This summer, while you are trying to have a much deserved rest with your family, all over Greater Vancouver trees will fall and heritage buildings will be razed.
In September, taking your kids to school, you will wonder, ‘what’s changed here’, until it sinks in that another irreplaceable neighbourhood treasure has been ‘removed’ while we were gone for a few short weeks.
In my City of Surrey, whole neighbourhoods and forests of mature trees may disappear, as Surrey always ‘thinks big’ and doesn’t like to sweat the details. In fact, Surrey council’s latest idea is to fast track development with a ‘Nexus-style’ free pass to some developers – no oversight needed at all.
Is this good government? When citizens question policies that clearly contribute to an increasingly destabilizing rate of growth and price inflation, and that obviously lead to more conflict between old and newcomers, government and citizens, developers and residents – cities say they can do nothing and blame the province, and the province blames the federal government. But nobody does anything to defuse this growing dissatisfaction in our once joyous and flourishing multicultural mecca.
It is true that there is more than one driver of this insane building pace than wealthy offshore investors – virtually interest-free housing loans being of at least equal importance – but is that any excuse for not tackling the hard questions?
Does anybody really think this won’t end badly?
The glitter of an utterly deregulated economy is getting pretty tarnished as the free-for-all degenerates into ugliness and mayhem. We either agree to reasonable limits on how much of our precious Canada we can flog to the highest bidder, or we Canadians – of any origin – and all our kids, must live with the consequences.

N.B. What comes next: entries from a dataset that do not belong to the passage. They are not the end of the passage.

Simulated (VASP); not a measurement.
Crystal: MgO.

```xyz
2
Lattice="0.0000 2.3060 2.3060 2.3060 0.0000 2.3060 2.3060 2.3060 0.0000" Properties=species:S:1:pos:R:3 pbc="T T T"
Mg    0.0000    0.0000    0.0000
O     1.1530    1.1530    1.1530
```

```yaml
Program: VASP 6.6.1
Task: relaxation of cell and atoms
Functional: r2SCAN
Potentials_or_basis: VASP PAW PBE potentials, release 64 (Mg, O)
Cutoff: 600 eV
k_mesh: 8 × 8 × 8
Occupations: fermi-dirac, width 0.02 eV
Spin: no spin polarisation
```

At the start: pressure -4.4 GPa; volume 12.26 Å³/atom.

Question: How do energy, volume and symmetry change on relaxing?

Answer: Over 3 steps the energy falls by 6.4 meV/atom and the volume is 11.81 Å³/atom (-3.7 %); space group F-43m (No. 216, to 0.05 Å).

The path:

May I suggest each of us video our immediate neighbourhood as we begin our summer holiday? In September, send a photo of whatever has ‘disappeared’ without genuine consultation, or been built without necessary services and amenities in place, to each of your local city, provincial and federal government representatives with your comments.
Then, perhaps, they’ll start to work together on solutions before it’s gone.